But the other three movements are something else. If the `Intermediate Adagio' is to be performed, the question arises into which of the two versions of the symphony it should be inserted. Prof. William Carragan's venture here is to answer, `Neither,' and create an edition of the score that gives an indication of what Bruckner was doing with the other movements over roughly the same period that the `Intermediate Adagio' came into being. As Paul Hawkshaw's paper on the sources of the Eighth records, with this symphony there is an immense, unprecidented amount of preparatory and discarded material. Prof. Carragan has taken up pencil notations in manuscripts for the first two movements, and taken some material from a composite score of the Finale in which the 1887 version had been revised into the 1890 version, but which shows some evidence of the progress of that revision. This edition of the symphony is therefore not anything that Bruckner himself ever conceived as a version or a completed whole, nor even is it an edition necessarily incorporating a consistent level of revision throughout. As Prof. Carragan writes in the CD insert notes, `it will always have to be regarded as experimental, not on the same editorial level as the ... versions of 1887 and 1890... But in it we have a fascinating view of the work-in-progress of Bruckner the eternal reviser.'
The performance and recording are excellent. The Abbey acoustics can be difficult for those in the audience, but the recorded sound is very fine, with a nicely judged mix of clarity of detail and appropriate reverberation. The woodwind solos, often plaintive responses to bold statements in the strings and brass, sound with a haunting clarity, and are expressively played, the oboe particularly distinctive throughout. In the first movement the contrapuntal interplay between duplet and triplet rhythms in the strings in the Gesangsperiode registers well. In this edition of Prof. Carragan's there is a striking passage in the development, at about 10:50, where the low strings repeat again and again the falling three note motive from the end of the main theme, with solemn woodwinds intoning above - an addition that showed Bruckner lengthening the development rather than moving towards the concision that became the great strength of the 1890 version. And indeed, the performance does lose some degree of tautness over the development, but the coda - still the loud blazing C major of the 1887 version - is as convincing as I have ever heard it. Although going to the major, it nevertheless sounds like a frightening amplification of the `annunciation of death' by horns and trumpets that closes the first wave of the coda.

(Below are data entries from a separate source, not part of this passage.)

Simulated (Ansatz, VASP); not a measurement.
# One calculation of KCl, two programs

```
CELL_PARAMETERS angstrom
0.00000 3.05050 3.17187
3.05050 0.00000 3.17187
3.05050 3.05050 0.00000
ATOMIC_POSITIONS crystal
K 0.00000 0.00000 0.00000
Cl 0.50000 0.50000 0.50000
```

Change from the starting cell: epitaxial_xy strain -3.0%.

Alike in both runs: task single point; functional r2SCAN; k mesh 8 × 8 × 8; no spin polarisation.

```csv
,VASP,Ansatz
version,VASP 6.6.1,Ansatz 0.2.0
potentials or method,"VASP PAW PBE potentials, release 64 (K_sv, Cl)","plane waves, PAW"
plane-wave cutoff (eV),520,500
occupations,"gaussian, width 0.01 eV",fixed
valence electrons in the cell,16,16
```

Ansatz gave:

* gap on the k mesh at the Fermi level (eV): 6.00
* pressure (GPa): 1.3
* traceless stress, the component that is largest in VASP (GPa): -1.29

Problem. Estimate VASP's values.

There are little differences to delight and intrigue throughout - note the little bassoon figure leading to the horn's repeated note with its appoggiatura at 1:55 and 2:07 into the Scherzo. There are other variants in the Trio, slightly melancholy and prefiguring motives from the Adagio, which give a different slant to the mood of the piece. The finale receives a powerful performance, the "breit" and "sehr markig" markings for the phrases of the second theme strongly observed, the sound of the brass, both in the Wagner tuba chorales and the mighty tuttis, very impressive.
The only danger with this recording is that those confused by the versions of Bruckner symphonies we already have, and those wishing in vain to have `the Bruckner problem' simplified, might consider the situation to be exacerbated beyond tolerance by the mere existence of a recording of this edition. On the other hand, those of us interested to hear what ideas Bruckner might at some stage have had for this symphony, even if he was to discard them later, would be sorry not to have had a chance to hear this otherwise unavailable music.
And there is a very interesting fill-up. Bruckner sought lessons in composition and orchestration from the Linz conductor, Otto Kitzler. The "Trauermusik - To the memory of Anton Bruckner" was written in 1905, most probably by Kitzler snr (Bruckner's teacher), though at times it was credited to his son, also Otto. Only the piano duet version survived, and some programme note and review descriptions of the orchestration. From these Gerd Schaller has orchestrated the work, and it comes across as a strong funeral march, a heartfelt tribute to the composer in whose memory it was written.